Fun things to explore
* Most common word in titles
* Title word length trends

In [18]:
df = df_all.copy()

#### Feature Engineering: Get Author's Country

In [19]:
df_try = df_all.head(5)

In [None]:
# Function to guess gender based on the pronouns used in the author's bio
def guess_gender(text: str) -> str:
    text = text.lower()
    she = len(re.findall(r'\bshe\b', text))
    he  = len(re.findall(r'\bhe\b', text))
    if she > he:   return "female"
    if he  > she:  return "male"
    return "unknown"

# Function to extract author URL from book page
def extract_author_url_from_book(book_url: str, session: requests.Session) -> str:
    """
    Load a book page and find the author-show link. Supports both the old
    <a class="authorName" …> and the new React <a class="ContributorLink" …>.
    """
    r = session.get(book_url, headers=HEADERS, timeout=10)
    r.raise_for_status()
    soup = BeautifulSoup(r.text, "html.parser")

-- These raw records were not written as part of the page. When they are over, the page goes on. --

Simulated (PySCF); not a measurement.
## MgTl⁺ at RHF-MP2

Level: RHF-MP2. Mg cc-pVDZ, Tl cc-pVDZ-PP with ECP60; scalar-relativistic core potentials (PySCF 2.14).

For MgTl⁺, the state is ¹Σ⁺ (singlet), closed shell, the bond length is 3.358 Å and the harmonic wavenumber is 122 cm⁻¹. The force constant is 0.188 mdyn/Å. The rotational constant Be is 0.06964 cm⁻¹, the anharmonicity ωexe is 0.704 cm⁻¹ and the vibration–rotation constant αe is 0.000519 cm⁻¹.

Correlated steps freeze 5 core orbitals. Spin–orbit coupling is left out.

    # Try old Goodreads layout first
    a = soup.select_one("a.authorName")
    if a and a.get("href"):
        author_url = a["href"]
    else:
        # Fallback to new React layout
        a = soup.select_one(".FeaturedPerson__infoPrimary a.ContributorLink")
        if not (a and a.get("href")):
            raise RuntimeError("Could not find author link on book page")
        author_url = a["href"]

    return author_url

# Funtion to extract author country and bio from the author page
def fetch_author_meta(author_url: str, session: requests.Session) -> tuple[str, str]:
    """Fetch author page, return (country, gender)."""
    r = session.get(author_url, headers=HEADERS, timeout=10)
    r.raise_for_status()
    soup = BeautifulSoup(r.text, "html.parser")

    # -- country --
    country = ""
    born_div = soup.find("div", class_="dataTitle", text=re.compile(r"^\s*Born\s*$"))
    if born_div:
        for sib in born_div.next_siblings:
            if isinstance(sib, NavigableString):
                txt = sib.strip()
                if txt:
                    country = txt
                    break
            if isinstance(sib, Tag):
                txt = sib.get_text(strip=True)
                if txt and txt.lower() != "clear":
                    country = txt
                    break

    # -- bio --
    bio_container = (
        soup.select_one("div.aboutAuthorInfo")
        or soup.find(id=re.compile(r"freeTextContainerauthor"))
    )
    bio_text = bio_container.get_text(" ", strip=True) if bio_container else ""
    # -- gender guess --
    gender = guess_gender(bio_text)

    return country, gender

# Function to enrich df with author country and gender
def enrich_books_with_authors(df: pd.DataFrame) -> pd.DataFrame:
    """
    Given a df with a column 'link' pointing to the *book* page,
    scrapes each book to find its author page, then fetches country+gender.
    Caches by author_url so we only call each author once.
    """
    session = requests.Session()
    cache: dict[str, tuple[str,str]] = {}

    author_countries, author_genders = [], []

    for book_url in df["link"]:
        try:
            author_url = extract_author_url_from_book(book_url, session)
            if author_url not in cache:
                cache[author_url] = fetch_author_meta(author_url, session)
            country, gender = cache[author_url]
        except Exception as e:
            print(f"⚠️ failed for book {book_url}: {e}")
            country, gender = "", "unknown"

        author_countries.append(country)
        author_genders.append(gender)

    out = df.copy()
    out["author_country"] = author_countries
    out["author_gender"]  = author_genders
    return out

# Usage:
df_all = enrich_books_with_authors(df_all)

  born_div = soup.find("div", class_="dataTitle", text=re.compile(r"^\s*Born\s*$"))